I had no idea why that worked. I looked at the ms help:

Binary & operators are predefined for the integral types and bool. For integral types, & computes the bitwise AND of its operands. For bool operands, & computes the logical AND of its operands; that is, the result is true if and only if both its operands are true.

Not particularly enlightening without doing some math, so I dug a little deeper. Reviewing binary counting I made a table on a 3x5 card,assuming a 4-bit number for simplicity:

Decimal 0 1 2 3 4 5 6 7 8
Binary `0000` `0001` `0010` `0011` `0100` `0101` `0110` `0111` `1000`

Then I started thinking about the operation, but I initially processed it in my head as a binary addition not as the proper bitwise operation:

3 + 1
`0011`
+ `0001`
= `0100`

But that was clearly not right, since the result is 4, and for any positive integer greater than 0 the test would fail if addition was the underlying action. I looked up a couple more definitions for bitwise AND and finally understood this:

A bitwise AND operation `(a & b)` returns a one in each bit position for which the corresponding bits of both a and b are positive.
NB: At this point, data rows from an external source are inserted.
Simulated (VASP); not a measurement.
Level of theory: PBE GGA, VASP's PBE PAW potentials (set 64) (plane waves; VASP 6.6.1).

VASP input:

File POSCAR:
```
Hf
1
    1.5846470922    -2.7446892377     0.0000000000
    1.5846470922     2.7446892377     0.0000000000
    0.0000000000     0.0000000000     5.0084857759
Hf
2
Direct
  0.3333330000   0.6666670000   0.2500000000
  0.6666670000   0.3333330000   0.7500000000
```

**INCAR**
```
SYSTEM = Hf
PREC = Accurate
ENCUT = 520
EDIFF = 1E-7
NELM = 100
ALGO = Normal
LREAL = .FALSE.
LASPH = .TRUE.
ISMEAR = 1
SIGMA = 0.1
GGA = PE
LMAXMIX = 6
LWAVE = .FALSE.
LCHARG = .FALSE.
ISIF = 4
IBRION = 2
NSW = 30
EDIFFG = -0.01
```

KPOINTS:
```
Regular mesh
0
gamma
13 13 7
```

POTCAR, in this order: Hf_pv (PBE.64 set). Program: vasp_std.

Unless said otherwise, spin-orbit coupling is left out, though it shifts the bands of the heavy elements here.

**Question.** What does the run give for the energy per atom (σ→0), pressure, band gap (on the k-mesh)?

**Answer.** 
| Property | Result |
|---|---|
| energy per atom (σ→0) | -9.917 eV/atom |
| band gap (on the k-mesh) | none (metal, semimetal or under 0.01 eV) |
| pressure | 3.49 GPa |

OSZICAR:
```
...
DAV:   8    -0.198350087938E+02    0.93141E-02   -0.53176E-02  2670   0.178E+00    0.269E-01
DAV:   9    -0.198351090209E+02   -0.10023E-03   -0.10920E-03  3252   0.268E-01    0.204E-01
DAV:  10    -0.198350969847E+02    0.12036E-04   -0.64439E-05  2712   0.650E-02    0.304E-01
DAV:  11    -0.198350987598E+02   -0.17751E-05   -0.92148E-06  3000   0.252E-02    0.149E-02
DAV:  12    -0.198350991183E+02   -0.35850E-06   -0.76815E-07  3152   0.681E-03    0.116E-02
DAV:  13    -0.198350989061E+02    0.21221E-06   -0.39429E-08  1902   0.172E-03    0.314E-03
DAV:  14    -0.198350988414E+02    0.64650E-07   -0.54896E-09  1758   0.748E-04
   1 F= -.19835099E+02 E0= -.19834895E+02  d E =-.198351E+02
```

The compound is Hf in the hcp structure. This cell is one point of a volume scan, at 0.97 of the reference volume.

The result is a logical test for each bit:

3 & 1
`0` `1` `0` `1`
`&0` `&0` `&0` `&1`
= `0` `0` `0` `1`

Since the binary representation of decimal 1 is 0001, (front padded with as many zeros as necessary to match the bit size of the number), the only way the operation ([any integer] & 1) will return 1 is if the rightmost bit is one – all odd numbers.

The following table describes the bitwise operators in C# I find myself using now.

Operator Usage Description
Bitwise AND `a & b` Returns a one in each bit position for which the corresponding bits of both a and b are ones.
Bitwise OR `a | b` Returns a one in each bit position for which the corresponding bits of a OR b or both a AND b are ones.
Bitwise XOR `a ^ b` Returns a one in each bit position for which the corresponding bits of either a OR b but not both a AND b are ones.
Bitwise NOT `!a` Inverts each bit of a.

For more on how Binary works, see swansontec.com/binary.html.

As an aside - I had never really thought about whether zero is even or odd. Turns out zero is even, and here’s why wikipedia.org/wiki/Parity_of_zero.